Consider the ordered sequence $(1,2,3,4,5,6,7,8)$ organized as in the figure above. We are interested in potential generators of the permutation group $S_8$. The generators in question are the following (which also explains the diagram):
$F = (1 2 3 4), B = (5 6 7 8), L = (1 4 8 5), R = ( 2 6 7 3), U = (1 5 6 2), D = (3 7 8 4)$.
These generators shift the numbers on their corresponding boundaries in a clock-wise direction. These generators $4$-cycles and thus of order 4 and $F^{-1} = F^3$ and so forth for the other generators. For convenience we list the inverses:
$F^{-1} = (1 4 3 2), B^{-1} = (5 8 7 6), L^{-1} = (1 5 8 4), R^{-1} = ( 2 3 7 6), U^{-1} = (1 2 6 5), D^{-1} = (3 4 8 7)$.

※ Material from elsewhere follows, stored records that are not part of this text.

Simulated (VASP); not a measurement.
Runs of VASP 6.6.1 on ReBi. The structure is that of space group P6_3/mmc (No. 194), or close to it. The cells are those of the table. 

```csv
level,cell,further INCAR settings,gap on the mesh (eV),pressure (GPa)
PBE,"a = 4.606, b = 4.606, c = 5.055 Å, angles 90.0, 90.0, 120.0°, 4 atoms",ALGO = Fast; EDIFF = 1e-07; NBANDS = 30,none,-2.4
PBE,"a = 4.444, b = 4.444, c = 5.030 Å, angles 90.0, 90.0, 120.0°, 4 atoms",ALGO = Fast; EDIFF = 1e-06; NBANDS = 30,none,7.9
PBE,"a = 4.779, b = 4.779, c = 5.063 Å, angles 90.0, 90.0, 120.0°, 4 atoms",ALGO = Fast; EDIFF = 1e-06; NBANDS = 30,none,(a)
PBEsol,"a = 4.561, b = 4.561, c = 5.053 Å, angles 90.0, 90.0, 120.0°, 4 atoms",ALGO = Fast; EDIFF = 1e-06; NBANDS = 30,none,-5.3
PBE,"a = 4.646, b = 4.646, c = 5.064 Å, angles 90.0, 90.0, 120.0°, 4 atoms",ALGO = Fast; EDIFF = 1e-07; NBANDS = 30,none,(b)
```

We have the following elementary facts about permutations and transpositions: $(a b c) = (a c) (a b)$ and $(c d) = (a c b) (a b c d)$ (for $a,b,c,d$ distinct). We use the notation $[X,Y] = X^{-1}Y^{-1}XY$. Note that $[X,Y]^{-1} = [Y,X]$ and that if $[X,Y]$ can be written as a composition of disjoint transpositions then $[X,Y]^2 = I$ and $[X,Y] = [Y,X]$.
Let us calculate:
$[D^{-1},F^{-1}] = (14)(37) \quad [D,R^{-1}]= (37)(42)$
Hence $T = [D^{-1},F^{-1}][D,R^{-1}] = (14)(37)(37)(42) = (4 2 1)$.
Then $TF = DFD^{-1}F^{-1}D^{-1}RDR^{-1}F = (4 2 1)(1 2 3 4) = (2 3)$.
It is now easy to see that $F,B,L,R,U,D$ generate $S_{8}$.
Let $\Sigma = \{id,\sigma,\sigma^2\}$ be the cyclic permutation group on $(1,2,3)$ (of order 3).
Consider 8 copies of $\Sigma$ denoted by $\Sigma_1,...,\Sigma_8$ and let $W = \Pi^8_{i =1} \Sigma_i$.
Suppose we had a map $S^i$ acting on $W$ which for $i = (1,2,3)$ multiplies components $1$,$2$ and $3$ of $W$ by $\sigma$. And likewise we have $S^i$ for $i = (2,3,4), (3,4,1),(4,1,2)$ and also $i = (1,2,5)$, etc.
Then $Y = (S^{(2,3,4)})^2 S^{(1,2,3)}$ is equivalent to applying $\sigma$ to the first component and $\sigma^2$ to the fourth component. For instance for $w = (id,id,id,id,id,id,id,id) \in W$ we have $Y(w) = (\sigma,id,id,\sigma^2,id,id,id,id)$.
To be continued...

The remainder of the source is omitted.